The Overlooked Engine Behind Event Growth
There’s a pattern I’ve started to notice in conversations with event teams over the last year. It usually begins with something about attendance feeling harder — harder to grow, harder to predict, harder to justify the marketing spend behind. The instinct is to treat it like a bottom-of-funnel problem. We need more reach. Better targeting. Stronger acquisition campaigns.
But when you zoom out and look at how marketing is actually working today, a different issue starts to surface. So many organizations are optimizing for conversions that they’ve unintentionally deprioritized the thing that makes conversions easier in the first place: community.

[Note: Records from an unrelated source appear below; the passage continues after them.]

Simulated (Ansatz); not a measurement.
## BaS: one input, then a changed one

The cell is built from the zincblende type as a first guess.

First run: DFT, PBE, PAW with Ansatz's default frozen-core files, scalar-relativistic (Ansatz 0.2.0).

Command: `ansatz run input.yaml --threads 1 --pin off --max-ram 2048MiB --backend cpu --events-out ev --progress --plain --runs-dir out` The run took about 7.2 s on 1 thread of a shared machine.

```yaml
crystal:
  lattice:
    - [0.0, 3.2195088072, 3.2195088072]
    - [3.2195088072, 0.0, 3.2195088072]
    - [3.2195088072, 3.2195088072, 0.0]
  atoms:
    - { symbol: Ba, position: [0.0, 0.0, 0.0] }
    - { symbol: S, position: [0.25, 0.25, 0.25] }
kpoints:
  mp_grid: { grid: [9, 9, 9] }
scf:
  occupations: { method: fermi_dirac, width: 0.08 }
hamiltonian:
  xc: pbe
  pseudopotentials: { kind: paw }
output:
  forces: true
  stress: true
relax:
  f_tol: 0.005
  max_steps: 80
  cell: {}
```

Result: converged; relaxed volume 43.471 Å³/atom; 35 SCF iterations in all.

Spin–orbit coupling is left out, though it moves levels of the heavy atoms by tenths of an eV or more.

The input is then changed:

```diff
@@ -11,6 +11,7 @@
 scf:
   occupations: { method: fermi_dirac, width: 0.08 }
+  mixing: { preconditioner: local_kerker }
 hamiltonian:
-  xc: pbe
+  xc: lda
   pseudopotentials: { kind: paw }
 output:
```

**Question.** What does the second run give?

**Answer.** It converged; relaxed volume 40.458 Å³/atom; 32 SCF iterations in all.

Community management isn’t a LinkedIn group. It isn’t a content calendar. It isn’t “posting more.” It’s the intentional work of making your audience feel connected to you between your biggest moments — a continuous thread that pulls in new prospects, then keeps tugging at them to return. Strategically, that means:
- Thinking beyond campaign windows. Your audience shouldn’t only hear from you when something is for sale. If your presence disappears between registration pushes, that’s not a marketing gap, it’s a relationship gap.
- Treating conversation as part of the job. That means not just pushing information out, but responding, participating and showing up in discussions happening in your industry — even when you didn’t start them.
- Making audience visibility normal. If the only time members see themselves reflected in your content is during speaker announcements or awards season, you’re missing the everyday moments that build belonging and drive retention.
- Building responsiveness into how you operate. Comments, DMs and questions are a strategic way to inform your marketing. They’re opportunities to reinforce that someone on the other side is actually listening.
- Investing in the relationship before you need the registration. When people feel consistently connected to your ecosystem, the decision to attend doesn’t start when the email hits their inbox. It’s already been forming for months.
Especially in a marketing landscape where professionals are inundated with messages, disappearing between campaigns creates whitespace. And whitespace rarely stays empty. Another organization fills it. Another brand becomes the consistent voice. Another community becomes the place where conversations are happening.
Sprout’s 2026 research reinforces this shift: Audiences plan to engage with brands as much or more next year, but they are looking for interaction and authenticity — not just content pushed into their feeds. The appetite for connection hasn’t gone away. If anything, it has increased. The question is whether we are structuring our channels to facilitate that connection, or simply to promote deadlines.
When community management is consistent, something subtle but important changes. Your event stops being a date on a calendar and starts becoming part of someone’s professional rhythm. The conversations don’t feel transactional. The value doesn’t feel seasonal. So, when registration opens, it’s viewed as a continuation of an ongoing relationship versus a cold ask.
This is also why community work is so easy to deprioritize. It’s long term. It’s also less visible and doesn’t always tie neatly to a quarterly KPI. In an environment where acquisition feels urgent and measurable, the slower infrastructure work is often the first thing to slip — even in well-run organizations with strong events and savvy marketers.
But if 2026 truly is a year where retention demands more focus, as the most recent Freeman Trends Report suggests, then community management can’t be treated as an add-on. It’s not a channel strategy — it’s operational strategy. It’s the connective tissue that keeps your ecosystem alive between seasons.
So, if attendance feels harder right now, it may be worth asking a new question. Not just “How do we drive more registrations?” but also “What experience are we creating when nothing is being sold?” Because in many cases, the challenge isn’t filling the room. It’s building something people feel connected to long after they walk out of it.
Checklist
If you’re rethinking community as retention infrastructure, start here.
- Audit your quiet months: Look at the six months between your last event and your next registration push. What would an outsider see? Is it mostly announcements and deadlines, or are there signs of an active, thinking, evolving community?
- Measure beyond conversions: If your social and email performance dashboards only report clicks and registrations, you’re reinforcing short-term behavior. Start tracking conversation indicators: comments, saves, shares, replies, member spotlights, recurring contributors. Those are leading indicators of loyalty.
- Put a human in charge of the conversation: Community cannot be a side task assigned between campaign launches. Someone needs ownership — not just of posting, but of responding, engaging and participating in industry conversations that didn’t originate from you.
- Elevate member voices consistently: Make it normal for your audience to see themselves reflected in your feed — not just during speaker announcements or award season. Belonging is built through visibility.
- Treat social like a lobby, not a billboard: Before you post something, ask: Does this invite conversation or does it just push information? The difference compounds over time.